By DAN SEWELL
Associated Press
CINCINNATI (AP) — An Ohio church is offering a drive-thru Ash Wednesday blessing for parishioners pressed for time or reluctant to come inside the church for the Lenten observance.
The Rev. Patricia Anderson Cook of Mt. Healthy United Methodist Church in suburban Cincinnati offered the ashes Wednesday evening for people of all faiths beginning around 5 p.m. in the church parking lot. Ash Wednesday marks the beginning of the Christian season of Lent, which concludes after 40 days with the celebration of Easter, and the faithful traditionally have a smudged cross drawn on their forehead.
Bridget Spitler, the church’s secretary and building manager, said the church had received a lot of positive feedback for offering the drive-thru ashes.
“Some people may not be too comfortable coming in for a serious service,” she said, adding that people with severe arthritis or other ailments that make attending the service uncomfortable also appreciate the drive-thru opportunity.
The pastor will provide a church brochure and a Lenten booklet, and the church offers a traditional Ash Wednesday service inside at 7 p.m.
It’s a first at her church, but some other churches have also taken more-informal approaches to the ashes. There’s even a Web site called Ashes to Go.
The Rev. Teresa K.M. Danieley of St. John’s Episcopal Church in St. Louis said the ecumenical effort began in 2007, with ashes given to some 100 passers-by outside a coffeehouse. The practice has spread, with clergy members offering ashes outside commuter trains, at bus stops and on street corners around the country.
“Ashes to Go can be a powerful way for people to encounter Christ where they are, in the midst of their lives,” she says on the website.

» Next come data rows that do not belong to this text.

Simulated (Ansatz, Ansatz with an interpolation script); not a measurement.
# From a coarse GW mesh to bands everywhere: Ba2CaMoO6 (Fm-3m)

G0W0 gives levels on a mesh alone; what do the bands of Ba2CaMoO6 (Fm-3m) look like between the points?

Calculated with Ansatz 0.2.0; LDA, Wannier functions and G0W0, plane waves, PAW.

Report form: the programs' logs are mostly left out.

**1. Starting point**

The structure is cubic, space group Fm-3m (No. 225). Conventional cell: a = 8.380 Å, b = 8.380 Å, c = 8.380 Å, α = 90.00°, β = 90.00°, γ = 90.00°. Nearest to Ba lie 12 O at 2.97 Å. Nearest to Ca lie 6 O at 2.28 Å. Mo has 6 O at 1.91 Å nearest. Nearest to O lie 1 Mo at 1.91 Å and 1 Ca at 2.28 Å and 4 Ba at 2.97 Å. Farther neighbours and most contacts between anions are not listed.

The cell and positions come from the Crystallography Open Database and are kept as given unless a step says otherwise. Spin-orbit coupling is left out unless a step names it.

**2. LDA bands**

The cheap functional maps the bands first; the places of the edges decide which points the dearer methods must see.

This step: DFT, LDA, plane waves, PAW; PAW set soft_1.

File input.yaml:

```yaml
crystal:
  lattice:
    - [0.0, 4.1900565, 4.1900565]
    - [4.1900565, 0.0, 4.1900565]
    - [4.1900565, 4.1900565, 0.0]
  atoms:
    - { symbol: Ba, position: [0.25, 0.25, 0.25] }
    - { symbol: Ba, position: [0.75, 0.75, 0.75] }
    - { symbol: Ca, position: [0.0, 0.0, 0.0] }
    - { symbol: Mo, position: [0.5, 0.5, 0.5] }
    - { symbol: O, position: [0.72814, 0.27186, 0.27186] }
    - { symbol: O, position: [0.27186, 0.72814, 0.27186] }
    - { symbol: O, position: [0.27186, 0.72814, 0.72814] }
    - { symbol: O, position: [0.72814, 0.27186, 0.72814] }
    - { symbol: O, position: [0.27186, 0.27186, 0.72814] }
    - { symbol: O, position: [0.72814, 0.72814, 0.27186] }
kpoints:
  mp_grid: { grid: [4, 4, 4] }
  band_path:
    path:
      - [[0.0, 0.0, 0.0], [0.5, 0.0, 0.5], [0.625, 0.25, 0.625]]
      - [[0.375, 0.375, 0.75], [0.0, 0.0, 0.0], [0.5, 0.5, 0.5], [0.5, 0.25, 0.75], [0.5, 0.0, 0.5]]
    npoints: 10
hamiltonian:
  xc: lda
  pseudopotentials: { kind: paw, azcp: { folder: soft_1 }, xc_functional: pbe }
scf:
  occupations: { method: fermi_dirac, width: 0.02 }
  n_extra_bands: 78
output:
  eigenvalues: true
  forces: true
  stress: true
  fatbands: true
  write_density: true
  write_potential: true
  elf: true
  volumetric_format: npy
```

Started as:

Cincinnati Archdiocese spokesman Dan Andriacco said for the Cincinnati region’s many Roman Catholics, getting ashes still calls for attending a service.
Some Cincinnati area Catholics might be taking part in another Lenten tradition: McDonald’s Filet-O-Fish sandwiches were pioneered in Cincinnati in the early 1960s by a franchisee, the late Lou Groen, who was trying to offset business being lost when Catholics abstained from eating meat on Fridays.